I have been working my way through the E42 at the Archive Centrale dello Stato in Rome. One of the many joys of this collection is that it is very well documented and punctuated by numerous drawings, original plans, and photos of models. I have stopped feeling guilty for lacking close focus, a guilt that took away some of the pleasure of shamelessly digressing during my first weeks here. Now I simply amass, camera in hand, €3 apiece, happily ploughing my way through bulky folders, getting excited when encountering an oversized plan that needs careful unfolding and fills up the entire table for four.

The original model for the E42 quarter is a gloriously unreal sight. One can debate the merits or demerits of the architectural style chosen for the quarter. But when I see the aerial photo of the zone in 1953, a haunting monumental waste land, the graveyard of an obsessive illusion, the most spectacular nonfinito of Fascist hubris, I recall the mental image of the model presented to the organisers of the world fair in 1939. By that time, Marcello Piacentini alone was running the show; all his initial collaborating architects had abandoned the ship – Giuseppe Pagano the most embittered of the lot. Still, there is something strikingly attractive and fascinating in glancing over the scaled simulation of such a gigantic project.

I often wonder how even this model would have looked had other designs been selected from the entries to the various competitions for specific buildings – in particular, that for the Palazzo dei Congreessi e Ricevimenti that attracted the highest quality of entries. But this is a matter for another post. Today I found out that the committee in charge of planning matters for the E42 and the associated quarter kept meeting until 13 June 1943. Yes, June 1943 – a year after the fair was meant to have taken place. The agenda for this meeting contained one single item – “Examination of the situation of work in progress”… No record yet of the minutes yet. I am curious to read whatever they were debating in June 1943, beyond perhaps a frustrating post-mortem.

I came across this building by the ICP architect Innocenzo Sabbatini a few years ago (2011 to be precise), while going through a bulky file on Rome at the Rome State Archives. Back in those dates, researchers were able to photograph any document they wanted without any charge (alas, not any more), so I took a photo and simply filed it away. At the time I was working on finally finishing my never-ending (happy update: now ended and published) book of Fascist Rome, so Sabbatini was a rather peripheral and shadowy figure in the glistening world of the Piacentinis, Paganos, Terragnis, and the like. Sabbatini was a memorable stunt in my world. His building, though memorable, could not really complete with the Danteum, the Palazzo del Littorio or the Casa delle Armi.

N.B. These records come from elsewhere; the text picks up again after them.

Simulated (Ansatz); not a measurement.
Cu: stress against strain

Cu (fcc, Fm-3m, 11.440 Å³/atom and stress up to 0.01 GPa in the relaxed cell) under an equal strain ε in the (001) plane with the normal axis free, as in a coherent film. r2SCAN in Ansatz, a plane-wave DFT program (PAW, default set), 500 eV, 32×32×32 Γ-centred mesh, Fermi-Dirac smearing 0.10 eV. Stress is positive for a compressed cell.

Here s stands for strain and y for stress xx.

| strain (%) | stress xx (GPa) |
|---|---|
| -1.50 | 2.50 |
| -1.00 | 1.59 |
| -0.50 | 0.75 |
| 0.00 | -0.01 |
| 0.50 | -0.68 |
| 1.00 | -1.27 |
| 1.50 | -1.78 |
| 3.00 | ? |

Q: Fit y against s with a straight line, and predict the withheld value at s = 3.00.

Fast forward two years. On a blistering hot afternoon of June, I arrived in Rome to attend an extraordinary conference on architecture in Rome, organised by the Biblioteca Hertziana and the German Historical Institute in Rome. I had the unenviable task of speaking about Armando Brasini – an architect I never liked, even if his grandiose (and usually failed and forgotten) plans did detain me disproportionately in my own research. But Sabbatini was one of the stars of the show; his name was dropped in every other paper. I became aware of his significant register of construction dotting the periphery of Rome. Locations I had barely heard of before – and never visited to photograph – danced around the conference room. Sabbatic, it seemed, did matter. And yet, the books I was reading and the documents I had amassed made scant reference to him. No matter. I carried on estranged from him. I did, however, felt the need to expand the section of my book dealing with the ICP building project. I also spent an entire afternoon in Garbatella, walking by and photographing his ‘alberghi suburban’. One step closer. Not close enough.

It was during my 100 days in Rome, as a fellow of the British School of Rome, that Sabbatini chose to make a spectacular, forceful, and addictive entry. Through the eyes of others, I saw him differently – as a genius designer of popular housing, working in the late 1920s with breath-taking assiduousness to produce an extraordinary subset of buildings, each of which looked unlike any other he had designed previously or built afterwards, and yet each almost unmistakably his, beaming with the most irreverent ideas, reflecting his creative, expansive, inquisitive mind. Garbatella, San Lorenzo, Testaccio, Trionfale – these were the new locations that I had to train myself to recognise on the map of Rome.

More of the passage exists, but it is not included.